Monday, January 16, 2012

Georgia day 2


September 27

We spent the morning relaxing at Aunt Joan and Uncle Sandy's home. When Uncle Sandy was up he offered to make us breakfast. He gave us several choices and then went about preparing them. Coffee was something he especially liked to make for us with his coffee-making machine. The toaster also got a good work out. Aunt Joan joined us for breakfast, and the TV was on in the den and visible from the dining room table.

I spent a great deal of my time trying to prepare blog entries that had fallen far behind by this point in the trip. While I made notes and produced blog entries I also monitored Facebook. I used Facebook often to chat with people I needed to reach. I also used Google maps to plot courses and calculate times and distances. I stayed in my room and worked on my bed with my laptop, and came out from time to time to be sociable, but mostly I concerned myself with getting the blog caught up.

Every Tuesday Uncle Sandy participates in his synagogue's Torah study group, called "Torah in the Woods." This group meets between 12:00 and 1:00 PM in the office of a marriage counselor. I attended one such session last year in December, moderated by Rabbi Mario Karpuj, and was very impressed with the level of scholarship of the participants. I told Razelle she was in for a treat when we got there.

I programmed my GPS to take us there, but Uncle Sandy insisted that we follow him. We went in separate vehicles because our plans were to see Stone Mountain afterwards, and we wanted to go straight out there from the meeting. As I followed Uncle Sandy, I noticed that he was taking us along a different route than our GPS recommended. I followed Uncle Sandy rather than the GPS, and Razelle and I both noticed how well he made sure he didn't lose us in traffic.

We parked in the office-complex parking lot and headed for the building. I heard my old shoes squeaking audibly as I walked and remembered I had wanted to wear my new shoes just purchased in Savannah. Those older shoes developed a squeak way back in Fiji and nothing I have tried since could make that squeak go away. I returned to the van and wore my new shoes for the first time. They felt comfortable, but unfamiliar as I walked on the pavement, stepping over the first fallen leaves of autumn. I reached the office where everyone else was now seated and helped myself to some lox and bagels and tossed salad. Because this was a meeting before the new month (Rosh Hodesh, in this case actually Rosh Hashanah) the lox were an added treat. These meetings take place at noon, because it is the lunch hour of the busy doctors and lawyers and other lay people who attend them. I was pleased to see a few familiar faces from my previous visit. This time the moderator was the other rabbi of Congregation Or Hadash, Rabbi Analia Bortz. These two rabbis are the congregation's husband and wife co-rabbi team.

The portion of the week was gone over sentence by sentence and discussed. Razelle and I had points to offer while Uncle Sandy listened attentively. I explained that Razelle and I lived in Israel and that I was a Hebrew-English translator – not a Bible scholar – and that was why I understood the subtleties of the wording but not necessarily the traditional interpretations that Bible scholars have come up with. Rabbi Bortz provided those, but so did the commentary in the several different texts we were all reading from. Razelle came away from this meeting as impressed as I had been my previous visit.

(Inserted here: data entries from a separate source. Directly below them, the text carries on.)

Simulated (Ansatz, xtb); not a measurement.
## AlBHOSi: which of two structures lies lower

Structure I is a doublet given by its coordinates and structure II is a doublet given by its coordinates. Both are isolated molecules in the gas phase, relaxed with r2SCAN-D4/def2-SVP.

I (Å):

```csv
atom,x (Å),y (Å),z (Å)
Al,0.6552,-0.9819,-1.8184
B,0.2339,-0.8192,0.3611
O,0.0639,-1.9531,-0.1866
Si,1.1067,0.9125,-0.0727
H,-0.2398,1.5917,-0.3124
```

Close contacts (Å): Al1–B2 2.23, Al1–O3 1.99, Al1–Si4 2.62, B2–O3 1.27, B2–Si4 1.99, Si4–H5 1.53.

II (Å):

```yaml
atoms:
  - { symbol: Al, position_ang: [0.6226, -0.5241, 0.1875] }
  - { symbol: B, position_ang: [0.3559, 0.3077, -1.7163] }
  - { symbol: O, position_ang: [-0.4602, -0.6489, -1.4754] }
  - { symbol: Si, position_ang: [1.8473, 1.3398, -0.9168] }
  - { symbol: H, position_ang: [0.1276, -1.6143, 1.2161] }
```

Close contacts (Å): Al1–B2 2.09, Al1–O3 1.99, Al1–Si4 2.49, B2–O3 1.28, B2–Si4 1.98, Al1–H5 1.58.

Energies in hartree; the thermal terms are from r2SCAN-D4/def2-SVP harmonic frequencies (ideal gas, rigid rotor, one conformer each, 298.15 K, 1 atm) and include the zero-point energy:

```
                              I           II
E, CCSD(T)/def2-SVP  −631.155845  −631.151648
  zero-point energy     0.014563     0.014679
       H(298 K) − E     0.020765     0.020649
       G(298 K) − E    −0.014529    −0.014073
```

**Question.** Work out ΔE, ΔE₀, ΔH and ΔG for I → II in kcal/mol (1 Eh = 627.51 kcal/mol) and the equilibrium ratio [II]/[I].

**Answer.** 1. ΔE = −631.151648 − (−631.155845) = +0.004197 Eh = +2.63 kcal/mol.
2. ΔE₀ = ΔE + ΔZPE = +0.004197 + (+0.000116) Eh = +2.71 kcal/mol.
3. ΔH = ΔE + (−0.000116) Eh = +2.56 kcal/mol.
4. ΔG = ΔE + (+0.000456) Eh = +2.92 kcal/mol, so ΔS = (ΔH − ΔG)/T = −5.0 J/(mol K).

We drove away from this meeting to Stone Mountain. It isn't far from Atlanta and can be seen in the near distance from Dunwoody, where my aunt and uncle live. On a weekday this time of year, after Labor Day, the park surrounding Stone Mountain was nearly empty and the rides stood silent and idle. We paid an entrance fee at the gate and followed the concentric road system to the access point for the cable car to the top. There is a museum here, as well, but we didn't visit it. We had very little notice before the next cable car was ready to take us up. As we ascended, we could see the bas-relief carving on the side of the mountain. Its workmanship was not as impressive as Mount Rushmore's. The men who were glorified by this caving had lost while fighting for a rebellious cause. It seemed altogether wrong to champion their losing efforts in such a grandiose way. Had they won, I suppose, we would now be touring a country other than the United States.

At the top of Stone Mountain there is a visitors' center. There are vending machines here that can emboss souvenir pennies with likenesses of Stone Mountain and of the individuals sculpted into it. One of these individuals is Jefferson Davis, the president of the short-lived Confederate States of America. It occurred to me to have a penny embossed in such a way that Lincoln's original likeness would be discernable on one side of the penny and Davis's on the other. This way both contemporary presidents would occupy the same coin. I studied the machine and figured out how to do this without obliterating Lincoln. The cable car pilot was impressed by what I had accomplished. I seem to have been the first one he'd met who cared to do this.

Razelle and I wandered around on top of Stone Mountain a short while and took in the view, then descended by cable car to the parking lot to leave. We saw some African-American visitors and thought it ironic that they would want to patronize this monument to those who preferred to see their ancestors remain slaves. I remarked to Razelle that the Confederate Soldiers Museum we visited in Alabama made sense to me – it was dedicated to the memories of those individuals who died fighting for a cause they identified with. But here at Stone Mountain the men glorified in this place were the ones responsible for the deaths of hundreds of thousands in a losing cause. By what rationale were these men heroes? It seemed obscene to me to elevate them to such a status.

We returned to my aunt and uncle's place in Dunwoody. I worked some more on my blog and was able to post two entries while Razelle watched TV to catch up on current topics. I contacted Jule, who was in Israel with me in 1974 and now lives outside of Atlanta. We spoke by phone and caught up on old times. We haven't heard from each other in 37 years, so it was nice to fill each other in on what has transpired in our lives during that time.

Uncle Sandy gave Razelle and me our tickets for Rosh Hashanah services. We will need these to enter the synagogue (actually the Jewish Community Center) and the parking lot. I entered the address printed on the ticket into my GPS.

Aunt Joan and Uncle Sandy left us for a while during the evening. Razelle and I watched television and were especially entertained by Jon Stewart on the Daily Show. We also got to watch the international version of CNN rather than the domestic version. Life on the road had denied us such pleasures.

It occurred to us that in not-too-many more days we will be winging our way to London. My, my, how time flies! We still don't have a place to stay in London, so I began researching accommodations there. We have crisscrossed the US for close to two months now in our van and have been so absorbed with doing it as well as we can that thoughts of accommodations further along have not occurred to us ... until now.

I used Jajah.com to call a couple of hotels near Heathrow Airport. It turns out that my scheduling of flights into and out of London 36 hours apart would require us to reserve two nights in London, even though we would only be sleeping there the first night and flying on the second. The reasons are complicated. It made me sad to realize that with all my flawless planning, my planning regarding London was indeed flawed. I went to bed without committing to a hotel booking. Tomorrow I will think about it some more and then make the booking.